Monitoring tire safety involves more than checking air pressure. Routine tire inspections will help you identify problems with tires and other important systems.
Difficulty: Easy
Time Required: varies
Here's How:
- Refer to your owner's manual for the manufacturer's recommended tire pressure. You might also find this information on a sticker in the glove box or on the driver's door jamb.
- Use a gauge to check the air pressure in each tire. Add air or deflate as needed to match the manufacturer's recommendation.
- Look in the grooves between tire tread for raised patches of rubber, 2/32" patches called wear bars. The patches will help you identify a worn out tire. In most states 3/32-inch is the minimum legal tread depth.
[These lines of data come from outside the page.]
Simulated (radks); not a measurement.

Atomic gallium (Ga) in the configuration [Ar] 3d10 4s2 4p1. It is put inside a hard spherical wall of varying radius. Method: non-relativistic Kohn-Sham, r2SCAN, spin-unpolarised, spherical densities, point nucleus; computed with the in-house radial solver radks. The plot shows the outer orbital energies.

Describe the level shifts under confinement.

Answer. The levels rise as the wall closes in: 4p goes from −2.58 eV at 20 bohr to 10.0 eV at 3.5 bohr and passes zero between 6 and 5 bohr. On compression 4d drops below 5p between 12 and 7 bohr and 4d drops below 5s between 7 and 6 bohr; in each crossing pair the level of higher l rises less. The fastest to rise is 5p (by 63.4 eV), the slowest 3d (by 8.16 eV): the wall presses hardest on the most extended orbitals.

- If tread is worn to a level where wear bars are flush with the tread it indicates that tread depth is 2/32-inch or less. Replace the tires.
- If your tires do not have wear bars, place a US penny into a groove between treads, with Lincoln's head down. If the tread is at or beyond the top of Lincoln's head you have at at least 3/32-inch of tread left, a satisfactory level.
- Tread should wear evenly, so inspect each tire for unusual tread wear. A rounded edge on the inside and outside edges of tread could indicate under-inflation.
- The same wear pattern on front tires of front-wheel drive vehicles could indicate a need for more frequent tire rotation.
- Excessive wear on the center of a tire's tread could indicate over-inflation.
- Unusual wear that resembles a chopped or stair-step pattern could indicate worn shocks. Stair-step wear on the inside and outside tread of front tires on 4x4 vehicles may be normal.
- Excessive wear on the inside or the outside of the tread could indicate the need for alignment.
- Carefully check each tire for punctures, nails, damage, scuffs, and weather cracking. Repair or replace as necessary.
Tips:
- Pressure stats printed on sidewalls indicate the maximum amount of air pressure tires should be inflated with, they are not recommended pressures.
- Check your owner's manual or ask your local tire dealer for tire rotation recommendations.